Cold and dark

Dear Family and Friends,

Winter crept in under the door this week, just when we thought it had forgotten us. In 24 hours the day time temperature plummeted from the mid twenties to a bitter seven degrees Celsius and Zimbabwe shivered. As the mist and wind swept in and swallowed my neighbourhood, the electricity went off and plunged us into the cold and dark.

In my home town the electricity supplier, ZESA, said it was load shedding when we phoned, even when we told them it was a fault. The problem was a main overhead power cable which had woken the whole neighbourhood when it broke at around five in the morning. Crackling, banging, flaring and sparking, the cable had snapped in two places and then fell along and across a small suburban road.

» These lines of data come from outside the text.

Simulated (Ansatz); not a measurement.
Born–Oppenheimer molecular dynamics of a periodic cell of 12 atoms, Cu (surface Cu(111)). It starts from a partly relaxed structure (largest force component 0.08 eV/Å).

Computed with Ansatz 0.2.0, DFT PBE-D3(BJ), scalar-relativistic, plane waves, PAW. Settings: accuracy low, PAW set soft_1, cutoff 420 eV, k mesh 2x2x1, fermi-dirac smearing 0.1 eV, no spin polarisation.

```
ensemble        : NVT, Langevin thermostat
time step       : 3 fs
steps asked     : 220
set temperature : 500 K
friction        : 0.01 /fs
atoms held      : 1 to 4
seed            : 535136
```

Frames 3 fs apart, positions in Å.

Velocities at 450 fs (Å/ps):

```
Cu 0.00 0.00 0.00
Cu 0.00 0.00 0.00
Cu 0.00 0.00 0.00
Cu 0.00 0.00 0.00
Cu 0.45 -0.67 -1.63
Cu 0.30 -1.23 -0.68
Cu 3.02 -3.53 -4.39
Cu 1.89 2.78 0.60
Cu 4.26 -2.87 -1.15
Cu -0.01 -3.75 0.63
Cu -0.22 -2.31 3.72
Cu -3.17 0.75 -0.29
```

It took a telephone cable down with it and finally came to a rest on a neighbour’s steel gate. What a mess it was and extremely dangerous. After repeated calls to ZESA telling them there was a live cable lying on a man’s gate and along a few hundred metres of suburban road, they finally arrived three hours later, at 8.30 in the morning.

By lunch time the cable was still lying across the tar road and ZESA had left a team of tree cutters to remove branches that were touching the overhead cables. The usual absurd and extremely frustrating conversation between residents and ZESA workers wasn’t long in coming.

‘Why don’t you come any do any maintenance on these lines anymore,” we asked.

‘Aaah, we don’t have money,’ was the reply.

‘But if you came and trimmed the trees every year, like you used to, the cables wouldn’t get weakened and break and it wouldn’t lead to such expensive repairs.’

There was no reply. It’s been at least six years since ZESA have gone around my neighbourhood clearing vegetation and brush from around their poles and transformers or trimmed tree branches growing too close to the lines. Someone pointed to the shoulder high dry grass and scrubby bush growing right up to the ZESA switching box.

Last year a bush fire in exactly this spot had caused an explosion in the box, the melted green paint proof of the near tragedy that we had all rushed to avert, extinguishing flames with branches and sacks.

Just a few metres away the branches of a large eucalyptus tree blowing and swaying in between the overhead power cables were easily visible.

‘While you’ve got the workers and the ladders here, will you at least trim the eucalyptus branches,’ we asked.

‘Another time,’ came the reply. It’s exactly the same response they gave us when we made the same request about the same tree a year ago.

That response was about as comforting as the mid year statement made by the Chairman of the Zimbabwe Power Company a few days ago. Mr Maasdorp said : “The only way to compensate for a sub-economic tariff is to cut back on maintenance and ongoing refurbishment. This is clearly not sustainable and if the situation is not addressed urgently, the lights you have from time to time today will go out tomorrow!”

Not mentioned in the Chairman’s public mid year statement was the recent report in The Zimbabwean newspaper that farmers on seized farms owed ZESA $80 million in unpaid bills and wanted government to give them more financial support. While they’re at it, I’m sure a couple of million urban residents won’t mind government paying their electricity bills either!